Changes to the application of the forfeiture rule: legislative changes & new case law

The Forfeiture Rule is the common law principle which provides that where a person is criminally responsible for a death of another, and that person is a material factor in the vesting of property in favour of that person, then the interest in that property is forfeited.

The practical application of the Forfeiture Rule is more often than not considered in the circumstances where the killer is the beneficiary of the slain benefactor. In those circumstances the Rule is restrictively stated as "a man shall not slay his benefactor and thereby take his bounty".

The application of the Forfeiture Rule is not limited to circumstances where the killing was a murder, nor to circumstances relating to the operation of a Will.

The broad public policy and common law underpinnings of the Forfeiture Rule means that it has application in wide circumstances including where a beneficiary has slain a fellow beneficiary and so gains an advancing of an interest or an additional gift under a Will.

The strict application of the Forfeiture Rule by Courts led directly to statutory reform. The Forfeiture Act 1995 (NSW) was introduced to avoid the strict application of the common law Forfeiture Rule in appropriate circumstances.

The Act provides the Supreme Court of NSW with the discretion to modify the operation of the Forfeiture Rule where justice requires it to be modified (for example, where a victim of domestic violence over many years snaps and kills the person who inflicted the violence). The Act provides for a mechanism in applying for "forfeiture modification orders" within 12 months of the death of the deceased person or alternatively leave for a late application - sections 7(1) and (2).

On 28 October 2005, some important amendments were made to the Forfeiture Act by the Confiscation of Proceeds of Crime Amendment Act 2005 (NSW). The Forfeiture Act now also provides for "forfeiture application orders" in addition to "forfeiture modification orders".

The thrust of the amendments are that an "interested person" can apply to the Supreme Court for a "forfeiture application order" in respect of an "offender". An "interested person" does not include an offender or a person claiming through an offender. An "offender" for the purposes of a "forfeiture application order" means a person who has killed another person and been found not guilty of murder by reason of mental illness.

An "interested person" can under the new section 11 apply to the Supreme Court for an order that the Forfeiture Rule apply as if the "offender" had been found guilty of murder. The Court may make an order applying the Forfeiture Rule to the "offender" if it is satisfied that justice requires the Rule to be applied.

In determining whether justice requires the Forfeiture Rule to be applied, the Court is to have regard to the following matters:-

  • the conduct of the offender
  • the conduct of the deceased person
  • the effect of the application of the Rule on the offender or any other person
  • such other matters as to the Court appear material.

Unless the Supreme Court grants leave for a late application, a "forfeiture application order" must be made within 6 months after the day on which it is determined that the offender was not guilty of murder.

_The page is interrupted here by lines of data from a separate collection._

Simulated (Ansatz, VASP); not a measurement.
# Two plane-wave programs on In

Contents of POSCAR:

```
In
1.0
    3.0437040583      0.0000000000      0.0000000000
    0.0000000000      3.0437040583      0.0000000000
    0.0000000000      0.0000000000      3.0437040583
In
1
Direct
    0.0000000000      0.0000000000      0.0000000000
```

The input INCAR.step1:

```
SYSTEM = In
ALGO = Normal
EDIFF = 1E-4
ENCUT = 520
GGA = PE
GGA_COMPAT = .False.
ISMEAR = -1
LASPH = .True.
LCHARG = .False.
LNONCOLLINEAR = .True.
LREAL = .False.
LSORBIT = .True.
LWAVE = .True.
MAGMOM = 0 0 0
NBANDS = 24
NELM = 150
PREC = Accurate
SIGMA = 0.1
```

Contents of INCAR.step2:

Transitional rules provide that a "forfeiture application order" may be made in respect of a killing occurring before or after 28 October 2005 but only if the application of the Forfeiture Rule has not been finally determined by the Court in respect of that killing. The amendments do not apply to any Supreme Court determination of the application of the Forfeiture Rule that was made before 28 October 2005.

Amendments put to the test in Court

The transitional rules resulted in the recent amendments being considered in the Supreme Court case In The Estate of the Late Fiona Ellen Fitter & The Forfeiture Act 1995; Public Trustee of NSW v Fitter [2005] NSWSC1188. The case was heard on 9,10 and 11 November 2005.

On 16 October 2001, Fiona Fitter was killed when she was attacked with a knife by her husband George Fitter and her son Grant Fitter. The deceased's daughter, Kylie Fitter took part in the attack but did not inflict any wounds upon her mother. The attackers were charged with murder but were found not guilty by reason of mental illness.

The Public Trustee as administrator of the intestate estate of Fiona Fitter sought a ruling from the Court as to whether it was entitled to administer the estate without regard to the application of the Forfeiture Rule. The deceased's sister Ann Robb took part in the proceedings and cross claimed for a "forfeiture application order". Ann Robb was one of the driving forces behind the introduction of, and assent to, the recent amendments to the Forfeiture Act.

The Court made a "forfeiture application order" and held that the Forfeiture Rule applied to prevent the husband, son and daughter of the deceased sharing in the deceased's estate.

Implications for Estates

Where the operation of the Forfeiture Rule is relevant, the Forfeiture Act now provides competing mechanisms to determine who may benefit from the deceased's estate. A contest about the application of the Forfeiture Rule inevitably adds another hurdle to overcome in the administration of estates.